By Anam Zeb
At the APAN 2016 conference in Colombo, speakers from Asia and throughout the world highlighted the costs of climate change globally, and then specifically for Asia. In particular, experts from the UNEP have suggested previous estimates may have been inaccurate, and up to 500 billion USD per year will be the cost of adaptation globally.
‘In terms of climate change adaptation, at local level people do not have the luxury of planning too far ahead for adaptation’ explains Atiq Rahman, Executive Director of the Bangladesh Centre for Advanced Studies (BCAS) Bangladesh, ‘for them it is a question of their next meal’. . He is echoed by Barney Dickson, who stressed the importance of planning for adaptation in that ‘large scale investments, such as in infrastructure, must be climate resilient’ emphasising that developing countries can no longer afford to invest in development that may not be able to withstand climate change impacts in the coming decades.
Barney and Atiq are two of more than 800 delegates from throughout Asia who have gathered in Colombo to attend the 5th Asia Pacific Climate Change Adaptation forum. This includes representatives from the media, civil society, and even governments, who are preparing to share experiences and best practices surrounding best practices on climate change adaptation in the region.
Atiq, and representatives from Germany, Japan, Sri Lanka and the UN highlighted in the opening session the need for adaptation planning to be more inclusive of all sectors. The other speakers echoed Atiqs earlier statement by confirming that planning for climate change must go beyond simply short term planning and a limited strategic vision.
Barney furthered this by adding that planning for climate change must be ‘across sectors and ministries’. With all the stress being placed on planning for climate change adaptation, the question necessarily arises as to who is responsible for climate change planning. As the responsibility for climate change in a national context moves away from the traditional approach where a single ministry is responsible, there is an opportunity to redesign the way climate planning takes place. ‘Planning must be across sectors and ministries’ says Barney; this was confirmed by Atiq Rahman who suggested that local governments, the private sector in vulnerable countries are realizing that climate change must be integrated into all development planning.
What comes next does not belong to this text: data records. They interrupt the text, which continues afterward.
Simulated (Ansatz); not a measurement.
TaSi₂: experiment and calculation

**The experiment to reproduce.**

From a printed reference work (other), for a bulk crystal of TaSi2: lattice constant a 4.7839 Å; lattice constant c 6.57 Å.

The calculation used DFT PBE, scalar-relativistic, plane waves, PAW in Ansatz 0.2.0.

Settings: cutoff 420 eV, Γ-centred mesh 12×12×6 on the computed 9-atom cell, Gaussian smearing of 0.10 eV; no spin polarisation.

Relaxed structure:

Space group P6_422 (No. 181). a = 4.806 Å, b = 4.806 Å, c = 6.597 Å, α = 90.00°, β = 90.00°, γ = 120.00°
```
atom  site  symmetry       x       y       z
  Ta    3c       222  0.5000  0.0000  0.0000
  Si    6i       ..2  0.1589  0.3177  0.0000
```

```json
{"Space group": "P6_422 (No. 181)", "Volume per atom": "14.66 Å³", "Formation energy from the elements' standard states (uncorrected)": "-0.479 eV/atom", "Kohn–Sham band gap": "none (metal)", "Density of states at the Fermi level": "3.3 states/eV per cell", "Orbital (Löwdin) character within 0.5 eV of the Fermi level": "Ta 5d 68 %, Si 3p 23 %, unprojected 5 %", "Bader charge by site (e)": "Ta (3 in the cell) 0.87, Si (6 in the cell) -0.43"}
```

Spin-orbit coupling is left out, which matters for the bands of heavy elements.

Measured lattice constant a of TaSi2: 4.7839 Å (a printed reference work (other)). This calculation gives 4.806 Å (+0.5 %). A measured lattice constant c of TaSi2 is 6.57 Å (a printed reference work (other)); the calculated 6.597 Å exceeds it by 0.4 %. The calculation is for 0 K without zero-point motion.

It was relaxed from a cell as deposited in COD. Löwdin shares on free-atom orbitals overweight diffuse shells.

However, climate change adaptation does not come for free. Following the Paris Agreement, the official amount quoted that will be needed by the GCF on an annual basis for Climate Change funding would be to the tune of USD 100 billion, globally, following 2020. However, Panelists at the conference suggest this may be woefully low, as this financial aid will split into two pots; one for mitigation and one for mitigation.
‘In terms of adaptation, this amount may not even be accurate. Newer studies suggest that between 180 billion and 300 billion USD will be needed annually for adaptation alone following 2020. By 2050, 500 billion USD a year will be the cost of adaptation globally’ said Barney, quoting figures from the UNEP report titled ‘The Adaptation Gap Report, 2016’.
For Asia, this is information may very well serve to be a jolt into action. The region as a whole faced the most climate related disasters between 2000 and 2008, and cost 27.5% of GDP in this period. Compensating for these losses, while ensuring effective, non-erosive adaptation, is the current challenge faced by policy makers; and indeed, those responsible for development of budgets.
But budgets cannot simply be wishlists. The money needs to come from somewhere, as highlighted by the speakers in the conference. As it becomes clearer that adaptation will cost much more than previously estimated, there is a need to get creative in thinking about sources of funding.
One of these sources could potentially be the private sector. Traditionally viewed with slight skepticism, particularly by climate activists who doubt their motives in investing in climate change, the private sector has been invited following COP21 to participate in the climate arena. ‘When we started the National Adaptation Plan (NAP) process’ says Buddi Marhambe, National Experts Committee on Climate Change Adaptation, ‘the private sector was invited to participate, but did not show much interest’.
Information and incentive development for the private sector to participate meaningfully and transparently is therefore of paramount significance. This can only be done if governments themselves fully acknowledge the threat of climate change- an area that panelists said needs more work.
The views expressed here are solely of the author’s and not of CAN South Asia’s.